“Il mondo e paese” (the world’s a village) say the Italians, and news from France makes the point. Why? Because the French seem to be making the same mid-course corrections to their urban renewal policies that the Americans made several decades ago. In the 1990s, U.S. housing policy started demolishing high-rise, low- and moderate-income housing complexes (i.e., “families in the air”) and replacing them with less dense, low-rise mixed income housing. Well, the French are doing the same, to the tune of $60 billion.
The New York Times recently reported France’s efforts to demolish La Courneuve’s Balzac housing tower, a 16 story, 600-foot edifice that sits in a neighborhood where drugs and violence are the norm. But this isn’t the first time the French government looked to architecture to solve social problems.
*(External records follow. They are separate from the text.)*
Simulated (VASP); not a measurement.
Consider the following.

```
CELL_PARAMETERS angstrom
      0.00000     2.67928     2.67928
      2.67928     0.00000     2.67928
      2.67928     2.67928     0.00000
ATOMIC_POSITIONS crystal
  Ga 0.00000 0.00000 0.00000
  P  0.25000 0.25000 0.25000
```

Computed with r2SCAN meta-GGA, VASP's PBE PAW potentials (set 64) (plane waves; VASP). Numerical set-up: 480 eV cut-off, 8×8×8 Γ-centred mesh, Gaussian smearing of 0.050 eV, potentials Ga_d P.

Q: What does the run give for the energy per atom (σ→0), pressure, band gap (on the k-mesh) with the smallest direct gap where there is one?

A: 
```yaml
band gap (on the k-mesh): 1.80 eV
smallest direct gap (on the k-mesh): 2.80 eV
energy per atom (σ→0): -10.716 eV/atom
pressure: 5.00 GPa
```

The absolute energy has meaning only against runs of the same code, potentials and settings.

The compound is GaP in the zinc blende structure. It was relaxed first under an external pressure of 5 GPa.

According to the old conventional wisdom, “residential areas ought to remain separate from roads and the workplace, and so the [Balzac] cluster was built as a sort of island; residents trudged across a muddy field to reach the adjacent train station.” The new conventional wisdom deplores the homogeneity and monotony and social segregation of the old.
But the new wisdom still rests on the same premise as the old, namely that architecture can shape social outcomes. “’Mixing’ and ‘openness’ have replaced ‘separation’ and ‘uniformity’ as the watchwords of the day. But the central lesson of past decades, Ms. [Marie-Christine Vatov, architecture and urban planning editor for Innovapresse] said, has been the error of such faith in the power or architecture.”